What’s going on here? It seems to be a change in the zeitgeist spurred on by economic and cultural changes, as well as a void that was filled by anti-feminist social media.
Millennials were the last generation to genuinely care about men’s publications. For at least half a century, men’s media set the goalposts for behaviour. When it died in the 2010s, the vacuum was filled by brands and social media — where masculinity is only ever implicit or rarely addressed — and incel and alt-right adjacent culture.
For Kesvani, the issue of anti-feminist boys stems from the fact there’s no real blueprint from men’s media or society-at-large for how to be a young man now. “The lack of blueprint is to do with economic and material reasons, but also cultural reasons too, and cultural reasons can be so hard to define.” Vice
More and more boys, at younger and younger ages, are getting indoctrinated into an anti-feminist world online. It’s filled with false statistics and what amounts to essentially conspiracy theories, but a lot of young men are being taken in by it anyhow. Gaming communities are a key recruiting spot.
One popular method of teen recruitment is through gaming. Recruiters use sites and games as a “hunting ground”, Bates says, since this is where young men are gathering. “They can reach them without supervision, particularly boys who are playing multiplayer online games over headphones with people they’ve never met before.”
Bates describes the method as subtle: “They start by dropping sexist jokes into the conversation to see if they’re receptive and escalate it to private chats, which are obviously meant for people to share gaming tactics, but they’re using them to groom boys and eventually direct them to these more extreme communities.”
Lonely young men without girlfriends are prime targets. “They think ‘I’d like a girlfriend’ and the far right says ‘Well, you can’t get a girlfriend because all the girls have become feminists and left wing.’” Vice
For some younger men, it feels like they have to work twice as hard for what used to be a given. They see women succeeding in school, going into professional jobs in larger numbers, and uninterested in dating guys they perceive to be lacking in interpersonal skills — and it’s frustrating. The zero-sum dynamics which are inherent in a dominance hierarchy system (like patriarchy) are a part of the issue as well. If you believe someone has to lose in order for someone else to win, gains by women read as taking something away from men.
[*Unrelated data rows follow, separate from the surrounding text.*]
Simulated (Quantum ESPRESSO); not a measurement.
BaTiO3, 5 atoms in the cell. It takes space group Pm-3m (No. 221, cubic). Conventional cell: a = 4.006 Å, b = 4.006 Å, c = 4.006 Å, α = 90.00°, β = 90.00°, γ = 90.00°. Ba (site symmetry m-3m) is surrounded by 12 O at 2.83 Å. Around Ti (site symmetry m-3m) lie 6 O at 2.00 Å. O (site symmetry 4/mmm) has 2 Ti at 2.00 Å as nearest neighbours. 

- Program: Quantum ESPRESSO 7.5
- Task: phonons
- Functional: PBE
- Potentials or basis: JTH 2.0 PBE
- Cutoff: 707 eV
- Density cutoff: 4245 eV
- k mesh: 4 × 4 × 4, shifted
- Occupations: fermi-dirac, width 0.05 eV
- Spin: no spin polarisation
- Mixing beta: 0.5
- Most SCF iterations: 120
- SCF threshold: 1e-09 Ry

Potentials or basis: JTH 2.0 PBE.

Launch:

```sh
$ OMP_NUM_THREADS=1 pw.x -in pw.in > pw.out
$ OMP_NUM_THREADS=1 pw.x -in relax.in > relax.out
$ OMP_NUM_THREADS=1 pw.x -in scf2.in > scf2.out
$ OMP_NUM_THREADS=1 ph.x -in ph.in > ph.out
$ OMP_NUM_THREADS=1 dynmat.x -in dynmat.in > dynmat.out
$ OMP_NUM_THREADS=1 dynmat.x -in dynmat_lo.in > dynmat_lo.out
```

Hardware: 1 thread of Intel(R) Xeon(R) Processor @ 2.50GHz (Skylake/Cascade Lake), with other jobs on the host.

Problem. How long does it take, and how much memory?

“New research examining 32,469 people across 27 countries shows younger men, as opposed to older generations, are more likely to believe in the “zero-sum game” notion — that feminism has hurt their livelihoods and chance at a stable life.”
The researchers claim young men are increasingly working against women’s rights and that a perceived sense of injustice and competition between men and women is directly affecting political attitudes. The study authors cite previous research claiming radical right-wing parties benefit from such anti-feminist beliefs.
“Some people believe that increased gender equality only benefits women and do not see the benefits for society as a whole. Some research suggests that this feeling of injustice can even motivate citizens to vote for right-wing radical parties who are against feminism and sexual freedom,” says Gefjon Off, a doctoral student in political science, in a university release. Study Finds
Masculinity as it is envisioned in a traditional, patriarchal context, is something that can never be claimed outright. A man has to constantly prove his status and his worth as a “real man.”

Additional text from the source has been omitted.